HOW TO HANDLE A DIFFICULT SPOUSE
Most of us have experienced some confusion and despair dealing with a spouse, other family member or close acquaintance. Several times we do not know how to handle them as we cannot see the reason the person behaves so unreasonably. They become angry with us about things over which we have no control. We cannot seem to understand why they blame and punish us for things that happen to them that were not our responsibility. They seem helpless and bitterly angry at the same time. We feel sad confused and trapped in our relationship with them.
It is essential to understand some fundamental things about them.
1-They passively resist fulfilling routine obligations and have become quite skilled at procrastination and the accompanying excuses. They plan but have great trouble following through with decisions. Big plans but not much action seems to be their "modus-operandi."
2-They continually complain that they are misunderstood and not appreciated by others. They remind you over and over again of all the things they have to do with no help from you or anyone else. They continually express anger that "No one seems to appreciate all that they do for them."
3-They are often sullen, argumentative and melancholy about insignificant details and will let "bigger issues" go unresolved. They blow up at you over some small detail but do something more severe themselves and expect you to overlook their behavior and accept it as quite normal and understandable.

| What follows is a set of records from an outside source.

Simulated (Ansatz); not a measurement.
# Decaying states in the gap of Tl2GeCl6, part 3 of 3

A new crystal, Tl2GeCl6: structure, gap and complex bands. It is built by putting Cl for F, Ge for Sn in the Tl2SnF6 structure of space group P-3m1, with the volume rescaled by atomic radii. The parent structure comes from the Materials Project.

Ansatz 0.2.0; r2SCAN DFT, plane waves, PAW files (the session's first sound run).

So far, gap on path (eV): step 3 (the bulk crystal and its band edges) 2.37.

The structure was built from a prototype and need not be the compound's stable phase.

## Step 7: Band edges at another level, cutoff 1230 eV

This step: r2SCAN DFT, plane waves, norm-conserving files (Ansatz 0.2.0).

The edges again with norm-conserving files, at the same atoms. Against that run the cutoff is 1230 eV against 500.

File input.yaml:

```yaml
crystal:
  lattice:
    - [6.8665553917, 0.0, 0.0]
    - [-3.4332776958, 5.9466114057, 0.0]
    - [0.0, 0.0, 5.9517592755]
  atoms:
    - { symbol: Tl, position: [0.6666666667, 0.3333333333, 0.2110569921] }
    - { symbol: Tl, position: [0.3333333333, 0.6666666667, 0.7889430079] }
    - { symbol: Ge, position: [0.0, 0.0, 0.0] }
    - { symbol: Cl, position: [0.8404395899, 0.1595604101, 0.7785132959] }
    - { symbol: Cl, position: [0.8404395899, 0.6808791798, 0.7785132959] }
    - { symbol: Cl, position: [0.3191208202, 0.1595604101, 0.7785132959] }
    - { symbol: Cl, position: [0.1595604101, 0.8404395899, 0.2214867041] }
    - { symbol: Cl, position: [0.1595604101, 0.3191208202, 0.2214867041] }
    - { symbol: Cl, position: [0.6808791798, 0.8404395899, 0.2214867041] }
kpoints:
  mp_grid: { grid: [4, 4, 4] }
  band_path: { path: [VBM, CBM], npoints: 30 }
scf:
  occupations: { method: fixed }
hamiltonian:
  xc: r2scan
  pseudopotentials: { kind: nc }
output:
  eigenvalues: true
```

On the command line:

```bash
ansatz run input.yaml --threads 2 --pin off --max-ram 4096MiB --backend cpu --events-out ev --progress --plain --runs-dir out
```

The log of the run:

4-They unreasonably criticize and scorn others and regularly interpret events around them as others "trying to sort them” They complain that people in household / neighborhood are jealous of them and they are “victimized”
5-They voice exaggerated and unsubstantiated complaints about their misfortune in life/spouse and are often found not to tell the truth. They are convinced they are NEVER to blame for any misfortune that has happened to them. They really do believe what they are saying is the truth and will deny any evidence you show otherwise as "lies fabrications,distortions or half truths"
6-They alternate between being hostile and defiant and then in the next moment will surprise you by being sweet and accommodating if challenged.
If your spouse you are dealing with have at least FOUR of the above qualities? Then you are dealing with a passive-aggressive person who is carrying a great deal of unresolved personal pain.
Some potential solutions to handle difficult spouse and save your marriage
1-CLARIFY YOUR EXPECTATIONS
You want all conversations and agreements to be as concrete as
possible. Keep notes, memos, call records. Passive-aggressive LOVE to say, "No you didn't," and "I never said that You are lying!”You are misunderstanding me.
2-EXPECT RESULTS
Don't accept, excuse, or reward poor performance. Expect more than an apology for a mistake. Remember, the passive-aggressive is so full of self-pity that they think they should be able to commit any crime against you and you should forgive them just because they are more deserving of sympathy than others.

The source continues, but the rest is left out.